For the past several years, I have acknowledged my parents on my birthday, thanking them for the ultimate gift… life. Some years I sent them cards. Sometimes I expressed my gratitude to them on Facebook. This past year was no different.
My dad passed away in October of 2011. The following May I celebrated 47 years on the planet. As I reflected on the previous year, I decided to express my love and appreciation for my mother in a letter. I penned this letter, in my own hand, on May 24, 2012.
In the letter, I thanked my mother for standing by me in spite of my bad decisions regarding money, marriages, and “a million other things.” Having raised children of my own, I now understood the challenges my mother faced raising me and my siblings. Her willingness and acceptance helped me to grow. My hope is that I inherited those qualities.
With my thoughts on paper, I folded the letter, placed it in the addressed envelope, put it in the mailbox, and went about my day.
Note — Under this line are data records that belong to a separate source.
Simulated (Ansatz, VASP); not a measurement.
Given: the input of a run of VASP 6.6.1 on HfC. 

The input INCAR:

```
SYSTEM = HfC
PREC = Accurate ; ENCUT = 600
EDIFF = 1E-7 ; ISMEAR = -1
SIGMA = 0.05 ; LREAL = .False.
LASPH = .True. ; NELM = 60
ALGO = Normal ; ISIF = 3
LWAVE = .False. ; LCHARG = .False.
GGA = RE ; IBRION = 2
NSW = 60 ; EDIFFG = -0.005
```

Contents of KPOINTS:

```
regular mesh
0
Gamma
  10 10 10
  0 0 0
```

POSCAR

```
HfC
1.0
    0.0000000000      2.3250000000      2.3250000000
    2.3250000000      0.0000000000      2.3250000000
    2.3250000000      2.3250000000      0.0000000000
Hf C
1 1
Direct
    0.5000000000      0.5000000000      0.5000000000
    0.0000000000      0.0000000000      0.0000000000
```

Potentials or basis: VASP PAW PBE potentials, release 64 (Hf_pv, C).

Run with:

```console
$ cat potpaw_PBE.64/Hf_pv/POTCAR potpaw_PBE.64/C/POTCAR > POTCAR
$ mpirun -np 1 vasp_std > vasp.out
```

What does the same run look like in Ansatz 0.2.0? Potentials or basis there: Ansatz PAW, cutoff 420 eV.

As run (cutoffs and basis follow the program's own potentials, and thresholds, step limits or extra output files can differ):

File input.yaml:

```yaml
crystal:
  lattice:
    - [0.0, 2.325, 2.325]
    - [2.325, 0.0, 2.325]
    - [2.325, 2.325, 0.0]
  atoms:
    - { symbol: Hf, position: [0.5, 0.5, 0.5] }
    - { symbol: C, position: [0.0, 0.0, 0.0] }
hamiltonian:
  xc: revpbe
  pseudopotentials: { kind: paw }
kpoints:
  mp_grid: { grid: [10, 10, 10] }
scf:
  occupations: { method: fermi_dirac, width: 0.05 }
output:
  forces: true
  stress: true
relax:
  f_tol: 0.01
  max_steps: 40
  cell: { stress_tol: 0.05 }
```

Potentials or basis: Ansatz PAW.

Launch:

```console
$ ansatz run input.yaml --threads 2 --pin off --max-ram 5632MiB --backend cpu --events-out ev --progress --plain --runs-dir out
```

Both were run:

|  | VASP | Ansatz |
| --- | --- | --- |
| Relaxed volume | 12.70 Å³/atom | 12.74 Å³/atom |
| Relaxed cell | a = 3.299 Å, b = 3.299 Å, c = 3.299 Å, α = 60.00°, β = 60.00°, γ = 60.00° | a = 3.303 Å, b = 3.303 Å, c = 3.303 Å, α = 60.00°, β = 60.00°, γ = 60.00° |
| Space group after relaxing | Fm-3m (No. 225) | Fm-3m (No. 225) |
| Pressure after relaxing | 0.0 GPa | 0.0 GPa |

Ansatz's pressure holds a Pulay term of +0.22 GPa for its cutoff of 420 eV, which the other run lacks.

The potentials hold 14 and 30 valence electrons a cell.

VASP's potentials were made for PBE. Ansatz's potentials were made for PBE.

On that same day, my mother also wrote a letter. The letter she wrote was also a result of reflecting on my birthday. The letter was written to her mother, my namesake. My mother’s letter would never be mailed.
When my mother was eleven years old, her mother took her and her younger brother to their grandmother’s house and never returned. My mother has spent a lifetime trying to process this traumatic event. Although she will never “get over it”, my mom has worked hard on forgiving and healing.
In her letter, my mom gently expressed the anger she felt at being abandoned. Her mother’s mood swings caused my mother great fear and dread as a child. This translated into fear and self-loathing in her adult life, but my mother didn’t place blame in her letter. In fact, she expressed an understanding of her mother’s pain and a hope that she had experienced some happiness in this life. She expressed a bittersweet love and compassion for a woman who missed out on the joy of motherhood.
Although the relationship with her mother could never be replaced, my mom chose to focus on her relationship with her own children. Even though she has forgiven, my mom has never had closure because it is uncertain whether her mother is living or deceased. As she closed her letter, my mom cried and prayed for a sign that her mother could somehow see or feel what my mom was feeling… that she somehow knew my mom loved her in spite of everything.
Ironically, that sign would come in the form of a letter. A letter from her daughter. A daughter who bears her mother’s name.
When my mother received my letter, she immediately called me. She was stunned that our letters were written on the same day. It was her sign, loud and clear. My mother keeps both letters in her journal to this day.
I called my mother today and asked her to read both letters to me over the phone. As we talked about it, my mom noticed that she wasn’t as emotional as she had been on that day. I suppose more healing has taken place since then. And I decided to call this The Letter (singular) because I saw whatever we had experienced individually on that day as parts of one event.